## Scalar multiplication by a fixed central element is an R-module endomorphism

Let $R$ be a ring with 1, and fix an element $z \in Z(R)$. Let $M$ be a left $R$-module. Prove that the mapping $m \mapsto z \cdot m$ is an $R$-module endomorphism of $M$. Prove further that if $R$ is commutative, the mapping $R \rightarrow \mathsf{End}_R(M)$ given by $r \mapsto r \cdot \mathsf{id}$ is a ring homomorphism.

Let $\varphi_z(m) = z \cdot m$, and let $m,n \in M$ and $r \in R$. Then $\varphi_z(m + r \cdot n) = z \cdot (m + r \cdot n)$ $= z \cdot m + z \cdot (r \cdot n)$ $= z \cdot m + zr \cdot n$ $= z \cdot m + rz \cdot n$ $= z \cdot m + r \cdot (z \cdot n)$ $= \varphi_z(m) + r \cdot \varphi_z(n)$. Thus $\varphi_z$ is an $R$-module endomorphism of $M$.

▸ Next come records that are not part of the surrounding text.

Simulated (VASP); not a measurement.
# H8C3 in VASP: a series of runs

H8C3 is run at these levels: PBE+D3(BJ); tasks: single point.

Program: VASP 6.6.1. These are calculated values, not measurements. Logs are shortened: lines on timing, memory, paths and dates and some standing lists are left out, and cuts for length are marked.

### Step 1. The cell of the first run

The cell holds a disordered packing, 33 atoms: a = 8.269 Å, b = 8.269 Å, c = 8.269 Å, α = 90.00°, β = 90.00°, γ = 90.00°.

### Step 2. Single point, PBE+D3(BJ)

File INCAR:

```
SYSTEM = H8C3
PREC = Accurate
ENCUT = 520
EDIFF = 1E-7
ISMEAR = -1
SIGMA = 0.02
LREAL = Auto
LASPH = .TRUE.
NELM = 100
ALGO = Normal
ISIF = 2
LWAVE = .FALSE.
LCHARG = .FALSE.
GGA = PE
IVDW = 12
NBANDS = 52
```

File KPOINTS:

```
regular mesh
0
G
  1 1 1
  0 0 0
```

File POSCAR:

Now suppose $R$ is commutative and define $\Phi : R \rightarrow \mathsf{End}_R(M)$ by $\Phi(z) = \varphi_z$. Let $z,w \in R$ and let $m \in M$. Note that $\Phi(z + w)(m) = \varphi_{z+w}(m)$ $= (z + w) \cdot m$ $= z \cdot m + w \cdot m$ $= \varphi_z(m) + \varphi_w(m)$ $= \Phi(z)(m) + \Phi(w)(m)$ $= (\Phi(z) + \Phi(w))(m)$. Thus $\Phi(z+w) = \Phi(z) + \Phi(w)$. Similarly, $\Phi(zw)(m) = \varphi_{zw}(m)$ $= zw \cdot m$ $= z \cdot (w \cdot m)$ $= \varphi_z(\varphi_w(m))$ $= \Phi(z)(\Phi(w)(m))$ $= (\Phi(z) \circ \Phi(w))(m)$, so that $\Phi(zw) = \Phi(z) \circ \Phi(w)$. Thus $\Phi$ is a ring homomorphism. Note also that $\Phi(1)(m) = \varphi_1(m)$ $= 1 \cdot m$ $= m$ $= \mathsf{id}(m)$, so that $\Phi(1) = \mathsf{id}$. Thus $\Phi$ is in fact a unital ring homomorphism.